JCJ Fellows

Jeannine Cook
JCJ Fellow Jeannine - wearing a headwrap and scarf - stands on a neighborhood street corner, looking and smiling at the camera.

Jeannine Cook joined People's Emergency Center Community Development Corporation in August 2015 as the youth program manager for the Center of Digital Inclusion and Technology. Jeannine manages curriculum development as well as CDIT's initiatives for youth ages 5-24. Prior to PECCDC, Jeannine spent 8 years with YESPhilly Alternative High School as the Media Arts Director coaching teachers and students on how to use media as a tool for social change and mindfulness.

Ileia Burgos
JCJ Fellow Ileia stands in a crowd during a rally holding a sign over her head that says "No Rockaway Pipeline".

Ileia Burgos, seeded and cultivated in the Bronx, NY. Ileia is proud to be a core trainer with the Wildfire Project, which trains, supports, and connects grassroots groups to help build a broad and powerful movement. For three years, she organized with residents in Far Rockaway, Queens around disaster preparedness and a multiracial, multigenerational, community-led recovery from Hurricane Sandy. Ileia does organizing work to resist gentrification and support just economic development through the Kingsbridge Armory Redevelopment Alliance in her neighborhood.

Sharmeen Khan
JCJ Fellow Sharmeen is sitting outside wearing sunglasses. She is looking and smirking at the camera.

Sharmeen Khan is an organizer, writer and facilitator living in Toronto, ON. She organizes with No One Is Illegal and is on the collective of Tools for Change - an organization that provides training in political organizing and action. She has done workshops in media training, anti-oppression and anti-racism, direct action, training the trainers, and grassroots financial management.

Gio Lopez
JCJ Fellow Gio stands in front of a mural with her hands on her hips, looking and smiling at the camera.

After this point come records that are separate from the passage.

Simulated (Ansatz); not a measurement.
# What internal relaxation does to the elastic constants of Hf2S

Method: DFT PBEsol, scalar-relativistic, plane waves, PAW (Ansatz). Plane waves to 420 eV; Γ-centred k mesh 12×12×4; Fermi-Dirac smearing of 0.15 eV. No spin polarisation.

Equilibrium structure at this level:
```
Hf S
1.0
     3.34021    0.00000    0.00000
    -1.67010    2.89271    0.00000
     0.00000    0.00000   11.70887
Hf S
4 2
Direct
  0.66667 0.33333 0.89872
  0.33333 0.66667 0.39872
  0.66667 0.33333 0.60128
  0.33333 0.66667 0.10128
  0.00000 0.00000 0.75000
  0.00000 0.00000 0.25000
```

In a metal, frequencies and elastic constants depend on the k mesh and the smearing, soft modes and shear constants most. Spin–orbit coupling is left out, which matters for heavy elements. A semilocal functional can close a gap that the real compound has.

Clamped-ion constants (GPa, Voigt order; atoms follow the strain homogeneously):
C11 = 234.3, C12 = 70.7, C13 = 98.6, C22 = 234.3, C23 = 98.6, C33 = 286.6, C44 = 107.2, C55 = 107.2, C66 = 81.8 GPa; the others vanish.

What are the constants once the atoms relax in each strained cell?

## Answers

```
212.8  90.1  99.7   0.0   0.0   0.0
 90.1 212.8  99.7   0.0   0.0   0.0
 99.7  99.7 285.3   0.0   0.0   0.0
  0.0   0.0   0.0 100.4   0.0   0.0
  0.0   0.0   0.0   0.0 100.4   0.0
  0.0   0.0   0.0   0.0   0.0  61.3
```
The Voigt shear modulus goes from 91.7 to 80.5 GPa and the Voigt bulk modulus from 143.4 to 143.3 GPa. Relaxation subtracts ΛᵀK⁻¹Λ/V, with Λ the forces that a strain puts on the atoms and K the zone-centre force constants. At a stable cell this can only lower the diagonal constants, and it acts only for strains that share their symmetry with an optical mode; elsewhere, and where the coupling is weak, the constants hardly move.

Giovanna 'Gio' López, is a native Peruvian but spent her adolescence in Costa Rica. She graduated in Costa Rica with a degree in Theatre and a focus in Theatre for Development, in which plays are performed to build awareness about critical topics mostly of a social context. She moved to the U.S. in 2005 and the very next year founded the Bilingual Theatre group Cazateatro in Memphis.

Omi Masika
JCJ Fellow Jay is sitting in an office wearing a red flannel shirt and hat. They are staring into the camera and smirking.

Omi (full name is Omowale) is a resident of Philadelphia, but is a quiet, Midwest queer at heart. Their work is personal and political - bridging the gaps between vulnerability, healing, and transformation. They’ve engaged in Leadership Development with young folks in Minneapolis and in Philadelphia, organizing skills with college students, and supporting structural and cultural change within organizations.